But worth it IMO :)
But worth it IMO :)
Join up? Get the taxpayer to buy it for you.
A few years back, I was able to watch an arena paintball competition, and it seemed to me that the useful skill it develops is shooting and moving as a team, communicating etc. Seems that this would be a useful skill for small units/groups, but not so much if your intent is "to learn how to use a firearm". Using a firearm would be the way to do that.
Specifically I'll speak to airsoft, because it's most useful and accessible for civilians. No doubt, for an agency with pie-in-the-sky budgets and facilities, simunitions is the way to go.
The airsoft "hobby" has produced airsoft pistols that are the same as or very close to the dimensions and weight of an actual pistol. These pistols can be pricey, $100+ but are well worth the money.
I know a lot of guys are reluctant to buy a quality airsoft pistol because of the stigma it's a "toy", or they associate airsoft with a bunch of fat kids in camo playing "capture the flag". But an airsoft pistol matching the design and weight of your carry pistol is an incredibly valuable training tool. With airsoft, nearly everyone has the ability to have a pistol range at home. With a modern gas-powered blowback pistol the only thing missing is the recoil.
Is it exactly like shooting an actual firearm? No.
It it close enough to provide considerable training value, particularly when training movement and alternate sighting methods? Yes.
If you already have a dryfire regimen of say ten "draw-to-trigger-presses" per day, imagine how much more value you could get out of ten drawstrokes PLUS ten first shots?
Get a training partner involved and BAM!: aliveness in gunfight training. Have you ever tried to draw and fire your actual firearm while backpedalling from a surprise knife assault? And when was the last time you trained on the "two-way range" where someone is shooting at you? The benefits of training with airsoft far outweigh the limitations of no recoil.
If any of this is making sense to you and you live in or around Texas, come to one of our airsoft Force-on-Force events. These are highly structured "discovery learning" sessions where you get to experience the actual context of several gunfights and knife assaults, minus the noise, blood, and ballistic effects.
And seriously, who wouldn't prefer to have their shortcomings revealed in the gentle touch of a 400fps plastic pellet fired by a friend, instead of a 1200fps jacketed hollow point bullet fired by a bad guy? It's about feeling the love.
Actually I forgot the airsoft option...good call!
IMO, nothing prepares you for the noise and bullets cracking past your ear. Train with live fire and good instructor. Then keep traing and live firing. So if the time comes when you are in a firefight,your training will take over.

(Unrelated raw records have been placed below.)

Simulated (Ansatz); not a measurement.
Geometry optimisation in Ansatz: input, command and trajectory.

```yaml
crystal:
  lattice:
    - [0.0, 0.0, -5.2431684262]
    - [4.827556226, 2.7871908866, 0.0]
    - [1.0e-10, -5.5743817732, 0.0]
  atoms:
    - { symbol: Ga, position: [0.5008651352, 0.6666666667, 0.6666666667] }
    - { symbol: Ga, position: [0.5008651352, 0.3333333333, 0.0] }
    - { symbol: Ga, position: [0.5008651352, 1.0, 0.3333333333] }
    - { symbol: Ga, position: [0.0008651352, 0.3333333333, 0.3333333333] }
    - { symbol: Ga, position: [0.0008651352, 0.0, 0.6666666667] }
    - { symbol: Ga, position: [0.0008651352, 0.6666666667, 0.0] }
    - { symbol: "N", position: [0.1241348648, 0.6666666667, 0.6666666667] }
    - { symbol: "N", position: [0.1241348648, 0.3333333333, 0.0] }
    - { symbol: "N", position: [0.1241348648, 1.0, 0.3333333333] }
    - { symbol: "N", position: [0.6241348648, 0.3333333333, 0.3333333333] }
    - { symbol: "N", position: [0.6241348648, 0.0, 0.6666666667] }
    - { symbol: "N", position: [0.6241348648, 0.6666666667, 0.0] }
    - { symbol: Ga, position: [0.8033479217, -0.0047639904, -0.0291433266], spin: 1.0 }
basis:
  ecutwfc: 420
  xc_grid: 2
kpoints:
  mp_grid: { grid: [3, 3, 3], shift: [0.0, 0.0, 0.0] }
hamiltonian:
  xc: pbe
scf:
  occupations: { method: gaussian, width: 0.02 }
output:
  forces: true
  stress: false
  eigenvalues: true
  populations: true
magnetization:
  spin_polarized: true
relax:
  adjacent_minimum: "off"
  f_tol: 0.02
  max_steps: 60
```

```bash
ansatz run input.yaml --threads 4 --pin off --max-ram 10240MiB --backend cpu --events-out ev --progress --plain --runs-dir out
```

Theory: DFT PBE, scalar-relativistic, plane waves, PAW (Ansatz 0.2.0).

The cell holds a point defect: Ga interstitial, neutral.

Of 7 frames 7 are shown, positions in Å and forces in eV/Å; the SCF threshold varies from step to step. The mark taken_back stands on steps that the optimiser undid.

I'm an LEO, and most of our training over the years is of course of the range variety. We have done a variety of attempts at more realistic training.
There is the "FATS" system, an automated video with various scenarios and laser-equipped handguns that records your hits on the "bad guy" (or the innocent if you choose poorly!"
Most officers find this to be a fairly intense situation, and often experience the same stress-induced physiological problems that officers in combat do... Tunnel vision, poor marksmanship, not knowing how many shots were fired... That sort of thing.
Another is the "Preparation for armed combat" training, which usually features live-action scenarios with the role-playing trainer going for a weapon at some point. The weapons use wax-impregnated cotton balls that sting rather smartly... Much like paintball I expect.
Still another are the various sorts of "Hogan's Alley" shooting ranges where targets appear unexpectedly from around cover, and may include "bad guys" and civilians.
We just went through a tactical training course that involves the Columbine-like scenario of armed attackers at a large facility... Basically a terrorist attack Mumbai-style.
We used airsoft pistols and rifles, and had to deal both with bad guy and civilian role-players... The bad guys shot back.
Pretty intense stuff.
You can teach principals. You can teach weapon-handling and use of cover and lines of sight and clearing procedures and all that. You can work those things till they're part of your muscle-memory.
But I don't think any of this gets to the adrenaline-dump psychological/physiological stress levels of actual combat, where real BGs are trying to kill you.
Some folks remain calm and cool in such situations, some don't.
This interactive training is more realistic than the old FATS. The firearms are actual Glocks that have been converted to fire laser light, and have a C02 cartridge that actually simulates recoil. You can even video your own scenarios and incorporate shoot / don't shoot decisions.